The real “cow tax”

Steve Cornett

It looks like the “cow tax” brouhaha was a bit premature, but don’t think there may not be some fire where the smoke seems to have cleared.

The notion of a direct, per head, tax drew plenty of flak from the country. Even Chuck Grassley recognized it as lacking “common sense.” But Obama’s EPA doesn’t have to do a direct carbon tax on cattle. It has other options to increase the cost of production enough to reduce livestock numbers further.

Carol Browner, expected to be named today to head the new administration’s new policy council that is to coordinate climate, environment and energy issues, was hardly a shrinking violet on environmental issues when she served as head of the Clinton EPA.

As the Wall Street Journal noted in an editorial, she is not likely to follow the Bush Administration’s idea of exempting carbon from the Clean Air Act.

If you visit the Ag Web’s “Talk Cattle” discussion board, you’ll see that a lot of cattle producers—and, we’d hope, feed producers as well—reacted negatively to the idea of a cow tax. They rightly note that such a tax would drive many producers out of business.

The question is how effective that argument will be against a Carol Browner armed with Michael Pollan’s ruminations about farm policy. Mr. Pollan, you’ll recall, sees cattle production and beef consumption as problems. Running producers out of business and reducing cow herds is exactly what he and his followers want.

They think cattle are a significant producer of greenhouse gases and they think beef consumption adds to health costs.

There is no indication the Obama group will or won’t adopt a direct “cow tax” to achieve that end, but it won’t take a “cow tax.” It will simply take tougher regulations on manure management. If what has always been defined as a “benefit” in cost-benefit analysis can be redefined as part of the “cost” –and that is exactly what Mr. Pollan and the New York Times think cattle production is—then the industry-regulator relationship could change drastically.

And when it does, you may wish they had simply imposed a $60 or $100 per head tax upfront. What happens may be much harder on your bottom line.

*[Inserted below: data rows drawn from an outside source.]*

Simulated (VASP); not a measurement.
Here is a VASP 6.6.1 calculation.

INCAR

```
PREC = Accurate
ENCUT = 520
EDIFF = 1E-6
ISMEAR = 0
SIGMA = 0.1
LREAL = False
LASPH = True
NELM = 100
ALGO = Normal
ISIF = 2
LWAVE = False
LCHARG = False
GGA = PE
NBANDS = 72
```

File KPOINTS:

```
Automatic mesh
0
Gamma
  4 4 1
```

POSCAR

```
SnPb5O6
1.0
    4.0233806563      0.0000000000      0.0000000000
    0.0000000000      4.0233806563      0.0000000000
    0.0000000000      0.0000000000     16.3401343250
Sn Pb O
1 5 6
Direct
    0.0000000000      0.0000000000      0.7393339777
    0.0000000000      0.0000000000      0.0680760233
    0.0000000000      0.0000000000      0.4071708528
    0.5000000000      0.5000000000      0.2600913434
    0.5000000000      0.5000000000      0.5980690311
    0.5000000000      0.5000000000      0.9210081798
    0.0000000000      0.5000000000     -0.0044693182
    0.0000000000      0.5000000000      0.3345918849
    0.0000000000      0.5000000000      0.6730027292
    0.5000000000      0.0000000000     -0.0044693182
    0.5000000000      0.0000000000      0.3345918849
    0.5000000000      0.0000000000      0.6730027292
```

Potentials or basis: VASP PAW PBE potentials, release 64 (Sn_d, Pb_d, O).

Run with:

It’s time for cattle producers who hope to see their businesses stay in operation long term to get involved in their local and national organizations. All that howling about the cow tax turned heads in Washington. But the next move won’t be so obvious, and it will probably have more PR finesse behind it.

You need professional representation, or there is a chance the Obama administration, through folks like Ms. Browner, will be remembered as the era in which cattle went the way of the sheep industry.